This article is a guest contribution by Richard Thies, Northern Trust.
April 20, 2010
There comes a time in every man's life when he must say goodbye to old friends. This process can be difficult, but sometimes your old friends are nothing but a bad influence. The exceptionally accommodative monetary policy shared by the US and Canada has become a bad influence on the Canadians. When the Fed said it was going to 'keep rates low for an extended period,' the Bank of Canada (BOC) enacted a 'conditional commitment' to do the same through Q2 2010. But as often happens, the two friends drifted apart and with each passing data release it became clear that the Canadians really were no longer in the same boat as the US. This morning, the BOC paved the exit-road by ending their conditional commitment to keep rates at 0.25%, setting the stage for a June hike of the overnight rate.

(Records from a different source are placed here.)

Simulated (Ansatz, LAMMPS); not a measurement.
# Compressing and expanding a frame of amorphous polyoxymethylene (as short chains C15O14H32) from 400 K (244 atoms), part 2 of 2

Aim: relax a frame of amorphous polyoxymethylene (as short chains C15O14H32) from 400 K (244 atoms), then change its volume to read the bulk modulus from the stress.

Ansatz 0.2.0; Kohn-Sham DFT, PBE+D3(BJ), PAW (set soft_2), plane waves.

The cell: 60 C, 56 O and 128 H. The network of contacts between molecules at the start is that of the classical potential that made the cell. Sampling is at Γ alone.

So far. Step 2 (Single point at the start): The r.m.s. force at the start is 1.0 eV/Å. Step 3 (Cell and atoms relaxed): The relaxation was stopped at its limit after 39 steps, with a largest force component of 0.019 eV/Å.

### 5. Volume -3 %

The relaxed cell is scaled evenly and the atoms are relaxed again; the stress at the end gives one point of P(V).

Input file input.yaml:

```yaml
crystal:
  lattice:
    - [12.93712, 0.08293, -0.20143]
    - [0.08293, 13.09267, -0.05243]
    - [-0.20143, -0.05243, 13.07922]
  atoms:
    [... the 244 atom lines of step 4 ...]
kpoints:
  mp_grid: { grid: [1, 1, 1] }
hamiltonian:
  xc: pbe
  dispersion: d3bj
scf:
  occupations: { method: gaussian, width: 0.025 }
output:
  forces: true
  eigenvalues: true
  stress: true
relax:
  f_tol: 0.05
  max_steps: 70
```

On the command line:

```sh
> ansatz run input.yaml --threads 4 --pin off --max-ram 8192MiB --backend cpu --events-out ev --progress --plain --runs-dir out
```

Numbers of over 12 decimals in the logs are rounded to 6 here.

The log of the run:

Barring a major surprise, Canada will thereby become the first G7 country to begin its tightening cycle. The main factors influencing their decision appear to have been the heady rebound of the housing market and recent headline inflation numbers (Charts 2 and 3) as well as exceptional fiscal stimulus unexpectedly spilling over into the early part of this year, further fueling economic activity. Despite these reasons, it is not without some reservation that the BOC waves goodbye to the Fed, on what is likely to be a steadily widening rate spread between the two nations - the spread will likely be around 125 bps by the end of the year. The persistent strength of the C$ is a problem for Canada's large export sector and the tightening will exacerbate this issue, further impairing US consumption of Canadian goods (though it is good news for upstate New York shop owners). Also, the Canadian economy, while benefiting from commodity demand in emerging markets is still reliant on a rebound in the rest of the industrialized world. In spite of the continued drags, the BOC expects the economy to return to full capacity by Q2 2010 and to experience growth of 3.7% this year, compared to our estimate of a 2.8% expansion in the US. So, goodbye old friend, we'll see you on the exit road sometime next year.